If this opinion indicates that it is “FOR PUBLICATION,” it is subject to
revision until final publication in the Michigan Appeals Reports.
STATE OF MICHIGAN
COURT OF APPEALS
PEOPLE OF THE STATE OF MICHIGAN, UNPUBLISHED
October 15, 2020
Plaintiff-Appellee,
v No. 348517
Washtenaw Circuit Court
DORIAN CHARNELL CLEMENTS, LC No. 18-000051-FH
Defendant-Appellant.
Before: LETICA, P.J., and K. F. KELLY and REDFORD, JJ.
PER CURIAM.
Defendant appeals as of right his jury trial conviction of second-degree criminal sexual
conduct (CSC-II), MCL 750.520c. He was sentenced as a fourth-offense habitual offender, MCL
769.12, to 14 to 40 years’ imprisonment. Finding no errors warranting reversal, we affirm.
I. BASIC FACTS
In 2008, defendant was involved in a romantic relationship with a woman. The couple
married and resided in a home together that also included her pre-teen daughters, DW and CW.1
In 2016, the couple’s relationship ended. After the relationship ended, DW and CW participated
in an after-school program with a counselor at their school. During the session, DW disclosed that
she was abused many years earlier by a man who no longer resided in her home. By law, the
counselor was required to report the disclosure and contacted DW’s parents and Children’s
Protective Services (CPS). An investigation followed, and defendant was charged with CSC-II.

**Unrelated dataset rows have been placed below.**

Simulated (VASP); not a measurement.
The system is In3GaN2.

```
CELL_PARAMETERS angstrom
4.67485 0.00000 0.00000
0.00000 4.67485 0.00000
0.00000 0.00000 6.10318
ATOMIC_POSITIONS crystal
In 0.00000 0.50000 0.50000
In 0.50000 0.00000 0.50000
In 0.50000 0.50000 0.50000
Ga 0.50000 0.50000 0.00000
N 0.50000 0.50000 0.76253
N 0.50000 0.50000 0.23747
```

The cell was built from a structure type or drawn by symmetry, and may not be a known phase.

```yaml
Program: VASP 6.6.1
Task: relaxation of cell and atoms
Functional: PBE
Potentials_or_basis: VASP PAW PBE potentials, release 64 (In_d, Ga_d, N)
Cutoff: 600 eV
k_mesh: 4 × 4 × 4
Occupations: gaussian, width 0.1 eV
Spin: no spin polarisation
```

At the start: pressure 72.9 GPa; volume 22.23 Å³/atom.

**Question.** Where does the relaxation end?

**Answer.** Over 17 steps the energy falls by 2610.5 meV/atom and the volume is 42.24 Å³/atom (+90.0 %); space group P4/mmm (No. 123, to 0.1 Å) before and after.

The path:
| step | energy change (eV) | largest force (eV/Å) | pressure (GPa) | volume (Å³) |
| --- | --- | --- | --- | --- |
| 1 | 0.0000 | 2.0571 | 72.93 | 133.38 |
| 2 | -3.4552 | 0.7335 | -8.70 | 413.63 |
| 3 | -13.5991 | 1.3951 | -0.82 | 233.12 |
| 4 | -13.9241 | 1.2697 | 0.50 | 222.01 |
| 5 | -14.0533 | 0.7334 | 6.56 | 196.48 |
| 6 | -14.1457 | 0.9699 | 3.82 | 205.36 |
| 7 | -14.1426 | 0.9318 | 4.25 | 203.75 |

At trial, DW testified that defendant would touch her “uncomfortably and say remarks that
[were] really inappropriate to say to a child.” She stated that defendant would use his hands and
1
Defendant was initially charged with four counts of CSC-II; two of the counts related to DW and
the other two related to her sister, CW. Defendant was acquitted of both counts pertaining to CW
and one count involving DW. Consequently, the testimony of DW provides the foundation for
defendant’s single conviction of CSC-II.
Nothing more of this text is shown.